Speaker
Description
For the High Luminosity-Large Hadron Colider (HL-LHC) phase, the ATLAS Tile Calorimeter (TileCal) is undergoing a major upgrade with a complete redesign of the on- and off-detector electronics. In the new readout architecture, the calorimeter signals are digitised every 25 ns directly on-detector and transferred to the off-detector Tile PreProcessor (TilePPr) via high-speed optical links. The TilePPr reconstructs the energies from the digitised samples and transfers them through its Trigger & Data Acquisition interface (TDAQi) module to the ATLAS Trigger & DAQ system via fixed and deterministic high-speed optical links at speeds of 11.2 Gbps.
Summary (500 words)
The High Luminosity-Large Hadron Collider (HL-LHC) is a planned upgrade that will increase the instantaneous luminosity by a factor of 5 larger than the LHC’s nominal value.To overcome the challenges imposed by the HL-LHC environment and to adapt to the new ATLAS readout architecture, the ATLAS Tile Calorimeter (TileCal) is undergoing a major upgrade with a complete redesign of the on- and off-detector electronics.
In the new readout architecture, the calorimeter signals are digitised every 25 ns directly on-detector and transferred to the off-detector Tile PreProcessor (TilePPr) via high-speed optical links. The TilePPr reconstructs the cell energies from the digitised samples, performs the energy calibration and transfers them to the ATLAS Trigger & DAQ system, all within strict latency requirements.
Within the TilePPr, system, the Tile Trigger & DAQ interface (Tile TDAQi) module receives the reconstructed cell energies and applies summing, sorting and grouping algorithms to build trigger primitives at a rate of 40 MHz. The formatting of the trigger primitives is tailored to the requirements of the various trigger sub-systems of ATLAS.

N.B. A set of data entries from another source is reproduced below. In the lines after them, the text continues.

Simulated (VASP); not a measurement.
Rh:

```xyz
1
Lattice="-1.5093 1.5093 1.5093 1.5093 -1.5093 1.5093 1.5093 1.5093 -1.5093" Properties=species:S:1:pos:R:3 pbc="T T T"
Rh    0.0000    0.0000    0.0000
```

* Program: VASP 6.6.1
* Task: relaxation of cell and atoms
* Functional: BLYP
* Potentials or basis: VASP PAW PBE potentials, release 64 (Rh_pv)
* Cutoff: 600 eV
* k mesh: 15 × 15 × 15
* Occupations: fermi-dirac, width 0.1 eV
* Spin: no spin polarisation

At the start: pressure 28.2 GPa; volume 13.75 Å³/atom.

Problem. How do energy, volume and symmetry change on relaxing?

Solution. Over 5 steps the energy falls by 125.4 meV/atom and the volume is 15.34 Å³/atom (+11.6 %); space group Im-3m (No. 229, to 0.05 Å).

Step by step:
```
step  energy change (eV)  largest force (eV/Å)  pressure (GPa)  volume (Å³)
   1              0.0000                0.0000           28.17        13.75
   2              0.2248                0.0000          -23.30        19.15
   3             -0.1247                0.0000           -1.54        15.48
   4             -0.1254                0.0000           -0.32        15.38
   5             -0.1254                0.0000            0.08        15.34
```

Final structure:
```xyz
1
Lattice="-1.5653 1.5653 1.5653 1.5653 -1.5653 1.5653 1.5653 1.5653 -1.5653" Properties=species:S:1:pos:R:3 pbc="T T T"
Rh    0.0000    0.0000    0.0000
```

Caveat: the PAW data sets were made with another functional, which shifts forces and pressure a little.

One of the biggest challenges is the latency minimisation for each step of the processing implementation in the TDAQi. High optimisation is required for delivering the trigger inputs to the electron/photon and jet trigger systems (L0Calo), the muon-based trigger system (L0Muon) and to the ATLAS Global Trigger system.
The TDAQi is an FPGA-based Advanced Telecommunications Computing Architecture (ATCA) Rear Transition Module (RTM), operating under the ATCA framework. Consisting of a 14-layer PCB, the TDAQi is equipped with over 70 high-speed transceivers which operate at speeds up to 11.2 Gbps.
An overview of the TileCal electronics upgrade is given along with the latest implementation of the TDAQi prototype. The recent hardware and integration tests results are discussed as well as the next steps.